Every single moment of this man's life would be exposed, from cradle to grave. There would be nothing hidden.

For there is nothing hidden which shall not be revealed; nor became covered, but that it might come to the light. (Gospel of Mark, 4:22)
But I say to you that every idle word, whatever men may speak, they shall give account of it in the day of judgment. (Gospel of Matthew, 12:36)

If the man's name was not found in the Book of Life, he is denied entry into God's Kingdom.

Then He also shall say to those on the left hand, Depart from Me, you cursed, into everlasting fire prepared for the Devil and his angels. (Gospel of Matthew, 25:41)
And these shall go away into everlasting punishment, but the righteous into everlasting life. (Gospel of Matthew, 25:46)
And if anyone was not found having been written in the Book of Life, he was cast into the Lake of Fire. (Revelation, 20:15)

Only remedy for sin

For the wages of sin is death, but the gift of God is eternal life through Jesus Christ our Lord. (Letter to the Romans, 6:23)

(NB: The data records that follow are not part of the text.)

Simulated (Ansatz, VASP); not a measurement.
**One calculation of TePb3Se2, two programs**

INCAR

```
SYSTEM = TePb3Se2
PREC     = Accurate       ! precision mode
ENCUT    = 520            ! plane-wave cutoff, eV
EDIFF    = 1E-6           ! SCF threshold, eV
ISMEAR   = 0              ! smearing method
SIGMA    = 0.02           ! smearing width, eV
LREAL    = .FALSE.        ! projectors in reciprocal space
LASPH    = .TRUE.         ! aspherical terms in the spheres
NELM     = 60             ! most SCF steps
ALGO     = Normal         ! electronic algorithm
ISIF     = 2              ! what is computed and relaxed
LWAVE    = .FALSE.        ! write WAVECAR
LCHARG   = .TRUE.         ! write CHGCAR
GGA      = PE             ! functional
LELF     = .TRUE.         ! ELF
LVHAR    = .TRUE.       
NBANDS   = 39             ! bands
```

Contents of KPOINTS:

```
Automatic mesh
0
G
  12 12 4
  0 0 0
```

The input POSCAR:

When a crowd was being preached to by the Apostle Peter in Acts, chapter 2, they were convicted and condemned of their own sin. Realizing the hopelessness of their situation in relation to God, many cried out "what can we do?"

Then Peter said to them, "Repent and be baptized, every one of you, in the name of Jesus Christ to remission of sins, and you shall receive the gift of the Holy Spirit." (Acts of the Apostles, 2:38)

As in the first Passover, when God ordered the Hebrews to place blood on their doors as a sign of protection from death during the last plague on Egypt (Exodus 13), so God had so loved the world "that He gave His only-begotten Son, that whoever believes in Him should not perish but have everlasting life" (Gospel of John, 3:16). These famous texts (among many) provide promises for lost souls to believe, who are looking for salvation. from judgment of eternal damnation to eternal life. (Jn. 5:24)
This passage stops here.